"Best Bets" for Promoting High School Completion: Programs: Encouraging high school completion among low SES adolescents (particularly low-income or rural White and low-income Latino adolescents).

Socioeconomic status (SES), as indicated by family income and parental education, is associated with higher levels of likelihood to complete high school. McNeal (1995), for example, found that high SES students are less likely to drop out of high school. Haveman and Wolfe (1995) found that family income/poverty ratio increases the likelihood to graduate from high school, after controlling for background factors. They also found that the number of years of poverty decreases number of years of schooling completed, after controlling for background factors. Last, they found that number of years spent with family's post-tax income was below the poverty line decreased likelihood to graduate from high school, after controlling for background factors.

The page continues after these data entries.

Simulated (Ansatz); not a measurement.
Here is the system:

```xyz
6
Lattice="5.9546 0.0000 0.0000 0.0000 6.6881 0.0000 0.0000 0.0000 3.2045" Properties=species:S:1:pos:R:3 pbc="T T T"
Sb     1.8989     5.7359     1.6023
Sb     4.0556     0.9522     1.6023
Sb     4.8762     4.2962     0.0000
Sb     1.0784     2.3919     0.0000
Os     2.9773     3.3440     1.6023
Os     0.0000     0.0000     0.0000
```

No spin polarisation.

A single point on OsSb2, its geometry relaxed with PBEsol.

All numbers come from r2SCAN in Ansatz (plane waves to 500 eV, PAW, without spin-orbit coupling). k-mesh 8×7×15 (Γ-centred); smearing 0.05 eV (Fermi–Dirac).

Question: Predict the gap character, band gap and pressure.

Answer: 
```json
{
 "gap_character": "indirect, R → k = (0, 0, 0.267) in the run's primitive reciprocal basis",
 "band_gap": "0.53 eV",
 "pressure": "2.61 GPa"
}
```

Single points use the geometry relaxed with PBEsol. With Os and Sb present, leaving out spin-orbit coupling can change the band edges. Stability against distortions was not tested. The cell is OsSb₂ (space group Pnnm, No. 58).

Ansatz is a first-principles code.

Racial and ethnic background has been found to predict likelihood to graduate from high school. Research has consistently demonstrated that Black and Hispanic adolescents are more likely to graduate from high school than White adolescents after controlling for background factors such as SES, although Blacks and Hispanics, even more so, are less likely to graduate from high school than Whites. Blacks and Hispanics are less likely to drop out after controlling for prior achievement as indicated by test performance and SES (McNeal, 1995). Haveman and Wolfe (1995) found that being Black and that being a Black female independently increased likelihood of graduating from high school and number of years of schooling completed, after accounting for background factors. Among adolescent males who were disadvantaged, as indicated by the their mother's status as a high school noncompleter, Blacks and Hispanics were found to be more likely to graduate from high school and to attend college than Whites (Tienda & Ahituv, 1996). Mensch and Kandel (1988), in an analysis of NLSY79 data, found that being black was associated with decreased likelihood of dropping out of high school in comparison to being White, while being Hispanic was associated with a decreased likelihood of dropping out of high school in comparison to being White for women only. Cairns, Cairns, and Neckerman (1989) found that Black adolescents, in their analysis of a mostly Southern and rural/suburban sample, were less likely than White adolescents to have dropped out by 11th grade. However, it's noteworthy that national indicators have shown that Black students, and Hispanic students, in particular, have higher dropout rates than white students, so these findings must be taken in that context (U.S. Department of Education, 2000).